Creative Folkestone Triennial has been postponed until September 2021. Curator Lewis Biggs and the Creative Folkestone team are working hard to establish new dates for Folkestone Triennial and will announce information as soon as possible. To read a full statement click here.
The fifth edition of Creative Folkestone Triennial will run from Saturday 5 September – Sunday 8 November 2020, presenting around 20 newly commissioned site-specific artworks by internationally acclaimed artists, inviting you to explore the town and its urban tales.
Curated for the third time by Lewis Biggs, the 2020 Triennial, entitled The Plot, invites visitors to consider urban myths and their relation to verifiable realities: the gap between the story and the actuality.
The Plot uses three historic Folkestone narratives as a point of departure: St Eanswythe’s watercourse; the physician William Harvey’s discovery of the circulation of the blood; and Folkestone’s industrial road ‘The Milky Way’. Referring to passages of movement - the movement of water, blood and goods - the exhibition will present artworks in public spaces across the town, along the various routes associated with these stories. By borrowing from, or lending to, existing narratives, the exhibition, though set in Folkestone, raises questions around the universal need to distinguish reality from myth; encouraging viewers to question the gap between fact and fiction, and what ‘place-making’ really means:
‘‘Although set in Folkestone, the exhibition’s theme is a universal one, prompting us to consider the relation between stories and material realities everywhere in the world. Everyone becomes aware at some point of the gap between our lived experience and what is narrated about it. Sometimes this gap is so extreme that we assume it is the result of malice – it’s a plot. With conspiracy theories becoming ever more popular, it’s never been more urgent to think about the gap between the talk and the action, between our stories and our realities…” Lewis Biggs, Curator of Creative Folkestone Triennial
The title The Plot suggests multiple meanings. Conceptually, a ‘plot’ can be a narrative or conspiracy; from a material point of view, it can also mean a plot of land, or to plot a course or graph – things that are mathematically verifiable. Observing the gap between personally verified experience and what is otherwise told or narrated, the Triennial urges viewers to consider the voids left behind by ‘fake news’ and ‘post-truths’.

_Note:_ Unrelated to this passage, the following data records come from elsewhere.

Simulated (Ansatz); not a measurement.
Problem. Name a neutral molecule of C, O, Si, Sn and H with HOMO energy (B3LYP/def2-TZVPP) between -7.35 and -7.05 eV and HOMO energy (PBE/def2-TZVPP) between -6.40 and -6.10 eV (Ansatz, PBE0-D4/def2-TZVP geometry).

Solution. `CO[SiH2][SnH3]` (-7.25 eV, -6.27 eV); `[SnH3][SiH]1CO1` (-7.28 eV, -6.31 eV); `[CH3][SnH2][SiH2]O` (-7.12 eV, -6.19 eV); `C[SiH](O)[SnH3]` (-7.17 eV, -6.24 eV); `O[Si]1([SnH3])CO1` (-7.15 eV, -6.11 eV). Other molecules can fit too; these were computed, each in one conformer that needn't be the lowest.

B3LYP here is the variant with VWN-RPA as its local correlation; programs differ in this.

"The gap between narrative and reality, promise and execution, will often attract our attention (whether amazement, hilarity, criticism or anger). But it’s this same gap that enables art to change people, and so also change the world. It’s the promise of the symbolic world that brings people together and motivates us to act. The artist’s imagination enables us to look at the material world, to imagine how it could be, and realise that it does not have to be the way it is. Great art can lead us to work together to change our surroundings." Lewis Biggs, Curator of Creative Folkestone Triennial
Artists selected for The Plot, are:
Rana Begum (b. 1977, Bangladesh), who will create a special colour scheme for the replacement beach huts on Lower Saxon Way. Set with the challenge of encompassing the whole promenade in her scheme, Begum’s designs will reflect her studio practice – often concerned with geometry, colour and light – to create intriguing results.
Co-commissioned by England’s Creative Coast, a landmark partnership project connecting the landscape and arts organisations across the South East coast, artist Pilar Quinteros (b.1988, Chile) presents Janus’ Fortress: Folkestone - a monumental sculptural head sited on a cliff top that looks both outwards at Europe and inward to England, contemplating the mixed fortunes of what connects us but what also divides us.
Sam Belinfante (b. 1983, UK) will create a mobile sculptural performance that moves across several key moments around the town throughout the duration of the exhibition. Performers will sing duets, whilst carrying netting from one place to another, referencing many of the unusual physical interconnections across the town.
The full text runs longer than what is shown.